Efficient scheduling for single- and multi-core?

Reverend · Oct 11, 2006

Hi [maven],

Late to the discussion but some of the following thoughts of mine have been mentioned by some of the responses in this thread. Anyhow...

Scheduling turns out to be the easy part. Like you said, the best strategy is to allocate one OS thread for each hardware thread, and try to use OS thread affinities to force them to migrate to different hardware threads.

The hard part is keeping all of those threads supplied with useful work at all times in order to maximize overall performance. There are many ad-hoc solutions in different applications. For example, one of the game engines I know of uses two fixed-function threads (rendering and gameplay) plus a pool of available threads that can uniformly handle arbitrary tasks that are handed off to them (including physics, animation, shadowing.)

But there are two very well-studied general solutions for dividing work up into tiny units with well-defined dependencies.

The most general one is aimed at purely functional programming languages like Haskell, ML, and a subset of OCaml. In these languages, computations don't have side-effects but return a result that purely depends on their inputs. This way, computations can be executed in any order, including simultaneously, without changing the observable results of the program.

In terms of low-level implementation, code in such a language is generated so that each individual computation (basically, a subterm of an expression) can be stored in a "thunk", a data structure containing the computation's code and its inputs, and then the thunk's value can be computed on demand. The best overview of this scheme can be found here.

The other solution for dividing work up into small tasks is better suited for C-family languages. It's less general, but will probably see large-scale deployment in future applications sooner than the more general work above (check out some Google results).

I think future programming languages will head in these two directions quite pervasively in order to scale to very large-scale multicore CPUs over the next 10-15 years.

This is one of the more interesting threads I've read here. Thanks for bringing it up [maven] !

DemoCoder · Oct 11, 2006

Reverend said:
In terms of low-level implementation, code in such a language is generated so that each individual computation (basically, a subterm of an expression) can be stored in a "thunk", a data structure containing the computation's code and its inputs, and then the thunk's value can be computed on demand. The best overview of this scheme can be found here.

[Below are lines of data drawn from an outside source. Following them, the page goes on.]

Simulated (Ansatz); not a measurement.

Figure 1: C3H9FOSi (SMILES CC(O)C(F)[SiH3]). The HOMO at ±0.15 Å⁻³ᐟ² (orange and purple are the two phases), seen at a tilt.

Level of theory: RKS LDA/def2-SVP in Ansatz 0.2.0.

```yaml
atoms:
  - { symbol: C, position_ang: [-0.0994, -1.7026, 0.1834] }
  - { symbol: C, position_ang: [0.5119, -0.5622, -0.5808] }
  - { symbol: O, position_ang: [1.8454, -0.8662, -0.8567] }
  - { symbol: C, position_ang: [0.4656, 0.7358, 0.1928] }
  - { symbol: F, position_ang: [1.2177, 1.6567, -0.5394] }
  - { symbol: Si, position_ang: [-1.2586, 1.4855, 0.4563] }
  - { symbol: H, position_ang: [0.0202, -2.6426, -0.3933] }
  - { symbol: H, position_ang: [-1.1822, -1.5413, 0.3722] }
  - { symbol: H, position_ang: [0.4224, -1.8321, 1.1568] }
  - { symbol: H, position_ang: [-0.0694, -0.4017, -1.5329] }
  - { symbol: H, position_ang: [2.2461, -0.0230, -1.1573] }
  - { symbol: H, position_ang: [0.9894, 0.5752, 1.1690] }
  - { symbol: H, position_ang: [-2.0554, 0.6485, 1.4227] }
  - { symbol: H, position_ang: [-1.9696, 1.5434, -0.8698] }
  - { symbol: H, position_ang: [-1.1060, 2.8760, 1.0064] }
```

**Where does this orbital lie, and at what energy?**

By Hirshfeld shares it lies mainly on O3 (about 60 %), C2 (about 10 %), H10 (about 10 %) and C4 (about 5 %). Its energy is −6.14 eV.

This implementation is not because of functional programming, but related to non-strict (i.e. lazy) languages. You can have lazy functional or lazy imperative, or strict functional and strict imperative. Concurrent Clean for example has both strict and non-strict capabilities, if you want parameters to be evaluated immediately, you just declare it strict and no thunk is required. Clean also has uniqueness types which allow safe destructive updates.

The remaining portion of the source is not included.